Louis Dreyfus Company is due later this week to publish their annual report and accounts for 2018. The company’s CEO told Reuters that year-to-date results had “significantly improved;” he suggested an upturn after a first half sapped by a soy price-hedging effect and emerging trade tensions. To put that in perspective, 2017 group net income was $225 million, excluding the now-sold metals business, close to 2015’s decade low of $211 million and well below a record $1 billion in 2012.
In the late 1970s, when he was researching his book, Merchants of Grain, Dan Morgan had considerable difficulty in obtaining any information from the “shadowy and unknown” grain trading companies. At that time they did not publish financial results.
With the exception of Cargill, they provided minimal assistance, or none at all, in the preparation of his book.
They had nothing against Dan Morgan; it was just the way things were forty years ago. At that time a US Senator said of the grain multinationals, “No one knows how they operate, what their profits are, what they pay in taxes and what effect they have on foreign policy—or much of anything else about them.”
In 1976 the French magazine L’Expansion, called Louis Dreyfus, “a commercial empire of which one knows nothing.” Pierre Louis-Dreyfus invited Dan Morgan to lunch in his private dining room. The fish with cream sauce was apparently superb, as was the wine, but the journalist left without learning anything of interest about the company.

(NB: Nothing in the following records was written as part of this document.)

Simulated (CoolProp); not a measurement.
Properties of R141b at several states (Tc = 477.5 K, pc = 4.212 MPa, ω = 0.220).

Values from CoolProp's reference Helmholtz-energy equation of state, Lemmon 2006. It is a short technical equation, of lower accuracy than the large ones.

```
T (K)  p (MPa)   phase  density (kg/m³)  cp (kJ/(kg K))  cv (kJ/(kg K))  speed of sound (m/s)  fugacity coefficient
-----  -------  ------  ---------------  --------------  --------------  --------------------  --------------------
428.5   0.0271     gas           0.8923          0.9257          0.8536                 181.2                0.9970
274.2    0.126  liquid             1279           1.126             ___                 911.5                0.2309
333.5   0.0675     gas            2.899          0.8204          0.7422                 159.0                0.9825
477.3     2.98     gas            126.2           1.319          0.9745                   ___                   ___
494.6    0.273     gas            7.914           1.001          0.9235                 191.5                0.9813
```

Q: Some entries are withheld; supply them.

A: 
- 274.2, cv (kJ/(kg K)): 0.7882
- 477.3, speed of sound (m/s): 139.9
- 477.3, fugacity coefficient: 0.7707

Georges André, head of André & Cie—and the original “A” of the ABCD group of trading companies—invited Dan to “an excellent lunch of brook trout in a village restaurant,” but all he got out of it was some historical data. ADM—the new “A” in the ABCD group—was no more open. When Dwayne Andreas became CEO of the company in 1974, one of the first things he did was to eliminate a 27-person public relations department.
Dan was granted a one-hour interview with Michel Fribourg, president of Continental Grain, but later received a letter from Continental saying, “It has been decided that we choose not to participate in further interviews with you.” The company had been in the grain business since the start of the nineteenth century, had never published a company brochure.
None of the trading houses were more obsessed with secrecy than Bunge. Dan Morgan wrote that, “Bunge was a private company about which nobody knew and nobody could speak…To Bunge officials public relations meant keeping Bunge out of the limelight.”
But then the company’s controlling families had a particular reason for avoiding the limelight. Five years earlier, in September 1974 in Buenos Aires, the Montoneros—an Argentine youth movement—kidnapped Jorge and Juan Born, 40 and 39 years old respectively, the grandsons of the founding partner and heirs apparent of the company.
Juan Born was released six months later, in March 1975, and Jorge in June 1975. No details were even given as to the ransom paid for Juan, but the Montoneros claimed that the Bunge family had paid $60 million for the release of Jorge. Although that doesn’t sound like much now, it was a huge sum in 1975, equivalent at the time to one third of the annual Argentine defense budget.
It should come as no surprise that after the kidnapping, the family withdrew even further behind a veil of secrecy. Dan Morgan “did not get near the Hirschs or the Borns, the ruling families of the Bunge Company.” The closest he got was an hour-long interview with the president of Bunge’s North American division. After the meeting, Bunge’s public relations agent told him that he had “neither the time nor the inclination for further discussions.”
Compare Dan Morgan’s difficulties in obtaining information with the ease with which Daniel Ammann gained access to Marc Rich for his book, The King of Oil, published in 2010. Daniel wrote, “These oil and commodity traders…shared their thoughts and their memories with me, opened doors and documents, and explained the technicalities of trading and financing. They tried to show me the big picture, and they revealed their little secrets.”
But then perhaps Mr Ammann was just lucky in his timing. Up until the series of interviews that formed the backbone of his book, Marc Rich had systematically avoided reporters and was, “considered the most secretive trader of the notoriously furtive commodities trading community. For years, no one had ever seen a photograph of him. The media had to resort to artists’ sketches for their reports.”
Glencore, the successor company to Marc Rich, is now a public company, as too are ADM and Bunge. Cargill and Dreyfus are still privately owned, but both act as if they are publicly quoted; they publish detailed company reports and actively interact with the wider community, whether bond investors, clients, banks or journalists. COFCO, the new giant among the grain trading companies, is Chinese-government owned.
All of the large agricultural commodity companies are now active on social media, and actively engage with NGOs on issues related to environmental sustainability or human rights.
This is a significant change since 1979, when Dan Morgan wrote, “The companies…stay in the shadows most of the time. Perhaps it was the ancient nightmare of the middleman-merchant that made them all so secretive—the old fear that in moments of scarcity or famine, the people would blame them for all their misfortunes, march upon their granaries, drag them into the town square and confiscate their stocks.”
Agricultural merchants are still being dragged into the town square of public opinion, and they are still regularly being blamed for varying misfortunes, but they are now very much out of the shadows.
I hope to publish my new book, “Out of the Shadows: The New Merchants of Grain” this autumn.